The sale of the 10 3/4% Senior Discount Notes was used to pay a dividend of approximately $187,000,000 to its sole stockholder, Investors LLC. In turn, Investors LLC authorized a distribution of approximately $187,000,000 to the holders of its Class A membership interests, including affiliates of Thomas H. Lee Partners, L.P. and certain members of the Company’s management. In addition, on February 18, 2005, NTK Holdings contributed approximately $57,700,000 to Nortek Holdings for the purpose of making payments under the Nortek Holdings, Inc. Deferred Compensation Plan, which resulted in additional expense of approximately $8,200,000, which the Company has included in interest expense in the accompanying unaudited condensed consolidated statement of operations for the three months ended April 2, 2005. All payments related to this contribution were made by Nortek Holdings, Inc.

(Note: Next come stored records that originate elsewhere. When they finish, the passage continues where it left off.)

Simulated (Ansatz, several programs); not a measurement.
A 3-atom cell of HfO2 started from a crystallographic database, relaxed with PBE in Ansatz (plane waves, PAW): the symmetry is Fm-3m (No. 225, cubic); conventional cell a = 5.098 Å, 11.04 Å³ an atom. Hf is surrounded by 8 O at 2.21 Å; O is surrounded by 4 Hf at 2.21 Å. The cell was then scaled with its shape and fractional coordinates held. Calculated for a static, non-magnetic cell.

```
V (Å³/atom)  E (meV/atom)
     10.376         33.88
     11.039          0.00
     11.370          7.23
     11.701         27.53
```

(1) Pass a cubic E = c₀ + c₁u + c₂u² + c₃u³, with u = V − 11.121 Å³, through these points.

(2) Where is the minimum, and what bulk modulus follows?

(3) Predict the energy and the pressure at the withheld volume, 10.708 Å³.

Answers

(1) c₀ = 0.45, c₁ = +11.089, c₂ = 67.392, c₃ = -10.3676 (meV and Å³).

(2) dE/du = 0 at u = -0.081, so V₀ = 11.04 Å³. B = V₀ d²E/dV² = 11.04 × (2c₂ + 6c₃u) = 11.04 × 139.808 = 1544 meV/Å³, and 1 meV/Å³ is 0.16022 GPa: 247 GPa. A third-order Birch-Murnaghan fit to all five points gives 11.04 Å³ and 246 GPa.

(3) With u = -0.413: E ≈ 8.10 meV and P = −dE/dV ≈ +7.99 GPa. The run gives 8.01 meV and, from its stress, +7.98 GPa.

As of April 1, 2006, there was approximately $205,000,000 available for the payment of cash dividends, stock purchases or other restricted payments (“Restricted Payments”) by the Company as defined under the terms of the Company’s 10 3/4% Senior Discount Notes’ indenture. Subsequent to the transaction discussed below, there will be approximately $2,000,000 available for Restricted Payments by the Company as defined under the terms of the Company’s 10 3/4% Senior Discount Notes’ indenture. Restricted Payments to NTK Holdings and Nortek Holdings from Nortek are limited by the terms of Nortek’s most restrictive loan agreement, Nortek’s Senior Secured Credit Facility. The amount available for such payments under Nortek’s Senior Secured Credit Facility was approximately $150,700,000 at April 1, 2006 and subsequent to the transaction discussed below, the amount available for such payments under Nortek’s Senior Secured Credit Facility is expected to be approximately $122,700,000.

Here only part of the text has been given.